Even a one- or two-month extension of Israel’s ten-month settlement moratorium, senior Palestinian negotiator Saeb Erekat announced on Sunday, wouldn’t suffice. Nothing less than a total freeze throughout the duration of Israeli-Palestinian talks would be acceptable.
Erekat was adding some spice to an international full-court press on Israel. On Friday, the Arab League, meeting in Libya—not exactly a beacon of advanced values—gave backing to Palestinian Authority president Mahmoud Abbas’s refusal to conduct the talks without a settlement freeze. The league also handed the Obama administration a further month to try and break the Israeli-Palestinian impasse over the freeze.
That month, of course, could get the administration past November 2 without appearing responsible for a foreign policy failure if the talks-over-the-talks come up empty at the end.

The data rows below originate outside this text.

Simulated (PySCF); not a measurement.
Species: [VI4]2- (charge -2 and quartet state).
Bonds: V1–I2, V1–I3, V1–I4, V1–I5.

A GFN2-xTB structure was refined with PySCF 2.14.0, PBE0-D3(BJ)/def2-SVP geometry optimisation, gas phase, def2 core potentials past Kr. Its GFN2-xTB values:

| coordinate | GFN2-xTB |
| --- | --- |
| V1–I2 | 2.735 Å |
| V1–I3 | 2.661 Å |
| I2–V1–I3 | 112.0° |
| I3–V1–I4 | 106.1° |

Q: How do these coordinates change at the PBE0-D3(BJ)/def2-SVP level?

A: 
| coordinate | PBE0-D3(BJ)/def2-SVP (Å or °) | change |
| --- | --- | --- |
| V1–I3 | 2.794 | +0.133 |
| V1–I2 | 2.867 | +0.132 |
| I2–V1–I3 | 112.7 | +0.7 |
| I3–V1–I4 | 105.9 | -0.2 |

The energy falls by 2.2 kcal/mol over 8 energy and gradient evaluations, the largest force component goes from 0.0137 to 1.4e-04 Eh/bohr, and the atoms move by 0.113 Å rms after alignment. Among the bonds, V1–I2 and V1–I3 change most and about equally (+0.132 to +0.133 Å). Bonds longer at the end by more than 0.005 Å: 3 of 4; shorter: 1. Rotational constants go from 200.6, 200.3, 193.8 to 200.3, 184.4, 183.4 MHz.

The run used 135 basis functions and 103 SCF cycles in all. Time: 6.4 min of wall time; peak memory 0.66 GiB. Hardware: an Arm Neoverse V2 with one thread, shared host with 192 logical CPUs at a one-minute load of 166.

The facts of the case are quite straightforward. If the Palestinians really wanted the state that President Obama and so many others presume to be their most cherished aspiration—despite having rejected every offer of a state since 1937—they could have joined talks with Israel at least since its settlement freeze began in November last year. Even if the PA leadership had done so, there would still be the facts that: Gaza is controlled by Hamas, which is dead-set against the talks; and PA leaders Abbas and Salam Fayyad, even if they genuinely wanted a deal, have little power and face staunch opposition to even talking with Israel in PA circles as well.
And yet, also on Sunday, another voice was added—from within Israel—to the Arab, Palestinian, American, and European pressure on Israel to make concession upon concession as a condition for engaging in talks at all. It was the voice of Israel’s opposition leader and former foreign minister, Tzipi Livni.
Asserting that Israeli prime minister Benjamin Netanyahu should give in to the pressure and extend the freeze, and accusing him of causing a fight with the Obama administration out of fear of fighting with his own right-wing cabinet ministers, Livni said in a TV interview: “For me, a moratorium has nothing to do with ideology. What are a few buildings compared with the people’s desire for peace?”
It so happens that the “people’s desire” has been gauged by polls. One at the end of last month found 54% of Israelis rejecting an extension of the settlement freeze and only 39% favoring it. Another one this month found 68% of Israelis saying Netanyahu was better suited to be prime minister than Livni.
This did not come, of course, from a lack of desire for peace, but from an understanding that acting without a backbone, constantly projecting a willingness to concede, and a lack of principles and red lines, is not a path to peace but to perceived weakness and war—as bitterly demonstrated to Israelis over the past two decades by their Oslo, Lebanon, and Gaza concessions.
With Livni as unpopular as she is, one might ask if her words matter at this stage. The answer is that they fit a pattern that has prevailed since a Likud-led government first took office in Israel in 1977—whereby the left-of-center opposition, formerly led by the Labor Party and now by Livni’s Kadima Party, adopts the stance that peace with the Palestinian or Arab side is there for the taking and it’s the elected Israeli government that prevents it.
Indeed, by the time Labor returned to power in 1992, it seemed to have convinced itself of that idea to the point that it launched the disastrous, bloody Oslo “process” with Yasser Arafat. And beyond the grievous harm that the “peace equals concessions” mentality causes within Israel, it reinforces all those abroad who blame the conflict on Israel and ignore the facts about Palestinian and Arab rejection of a Jewish state.
There is no record, for instance, of the TV interviewer asking Livni if she herself believes Israel can make peace with the rulers of Gaza—Hamas. Nor does she seem to have been reminded that the prime minister she served under, Ehud Olmert, admitted that Abbas, for his part, had turned down flat Olmert’s own ultra-dovish peace offer—or been asked why she posits that a further offer to Abbas would meet a different fate.
The second above-cited poll also found that, if elections were held in Israel today, the Likud-led right-wing bloc would grow from 65 to 73 Knesset seats (out of 120) while the left-wing and Arab bloc now led by Livni’s Kadima would shrink from 55 seats to 47. In brief, the Israeli public is no longer buying the “peace is there for the taking if we make all the concessions” line.
Livni, in continuing to push that line, keeps harming Israel, but also seems intent on making herself a political nonplayer.